Skewness And Kurtosis In Machine Learning

8 min readJan 7, 2021

WHY DO WE CARE SO MUCH ABOUT NORAMLITY ?

Most of the paramteric machine learning models like LDA, Linear Regression and mamy more assume that the data is normally distributed. If this assumption fails the model fails to give accurate predictions.

WHAT IS NORMAL DISTRIBUTION ?

A probability distribution with the mean 0 and standard deviation of 1 is known as standard normal distribution or Gaussian distribution. A normal distibution is symmetric about the mean and follows a bell shaped curve . And almost 99.7% of the values lies within 3 standard deviation. The mean, median and mode of a normal distribution are equal.

SKEWNESS

What is skewness?

Skewness of a distribution is defined as the lack of symmetry. In a symmetrical distribution, the Mean, Meadian and Mode are equal.The normal distribution has a skewness of 0.

Skewness tell us about distribution of our data.

Skewness is of two types

Positive skewness: When the tail on the right side of the distribution is longer or fatter, we say the data is positively skewed. For a positive skewness mean > median > mode.
Negative skewness:: When the tail on the left side of the distribution is longer or fatter, we say that the distribution is negatively skewed. For a negative skewness mean < median < mode.

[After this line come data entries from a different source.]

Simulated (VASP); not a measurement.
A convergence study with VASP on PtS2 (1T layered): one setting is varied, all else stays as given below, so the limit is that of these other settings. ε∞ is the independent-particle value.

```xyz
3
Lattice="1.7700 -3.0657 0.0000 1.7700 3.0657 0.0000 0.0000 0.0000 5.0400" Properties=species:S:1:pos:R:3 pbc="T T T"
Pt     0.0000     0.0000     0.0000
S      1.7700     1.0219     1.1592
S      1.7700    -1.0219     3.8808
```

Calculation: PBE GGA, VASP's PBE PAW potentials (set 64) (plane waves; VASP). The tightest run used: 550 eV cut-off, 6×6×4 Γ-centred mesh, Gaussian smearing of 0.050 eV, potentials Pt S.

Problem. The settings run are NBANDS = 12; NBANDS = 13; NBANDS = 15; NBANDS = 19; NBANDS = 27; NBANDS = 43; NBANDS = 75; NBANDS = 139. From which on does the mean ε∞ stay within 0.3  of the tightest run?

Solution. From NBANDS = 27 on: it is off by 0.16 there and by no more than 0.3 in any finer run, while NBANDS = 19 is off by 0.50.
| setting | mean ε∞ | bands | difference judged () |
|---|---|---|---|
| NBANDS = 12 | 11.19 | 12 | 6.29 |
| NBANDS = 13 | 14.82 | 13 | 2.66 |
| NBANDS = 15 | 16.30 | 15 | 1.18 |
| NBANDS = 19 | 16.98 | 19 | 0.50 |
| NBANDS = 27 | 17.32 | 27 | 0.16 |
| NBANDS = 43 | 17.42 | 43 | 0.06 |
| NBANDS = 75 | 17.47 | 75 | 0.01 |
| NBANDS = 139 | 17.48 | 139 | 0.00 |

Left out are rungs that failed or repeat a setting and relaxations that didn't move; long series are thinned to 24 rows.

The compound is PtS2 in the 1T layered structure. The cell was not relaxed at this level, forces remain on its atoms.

What does skewness tells us?

To understand this better consider a example.

Consider house prices ranging from 100k to 1,000,000 with the average being 500,000.

If the peak of the distribution is in left side that means our data is positively skewed and most of the houses are being sold at the price less than the average.

If the peak of the distribution is in right side that means our data is negatively skewed and most of the houses are being sold at the price greater than the average.

Now, the question is when we can say our data is mderately skewed or heavily skewed?

The thumb rule is: If the skewness is between -0.5 to +0.5 then we can say data is fairly symmetrical. If the skewness is between -1 to -0.5 or 0.5 to 1 then data is moderately skewed. And if the skewness is less than -1 and greater than +1 then our data is heavily skewed.

KURTOSIS

You might have heard that kurtosis tells us about the shape or peakedness or flatness of the distribution but this is not correct. Kurtosis tell us about the tails behaviour. It is actually the measure of outliers present in the distribution.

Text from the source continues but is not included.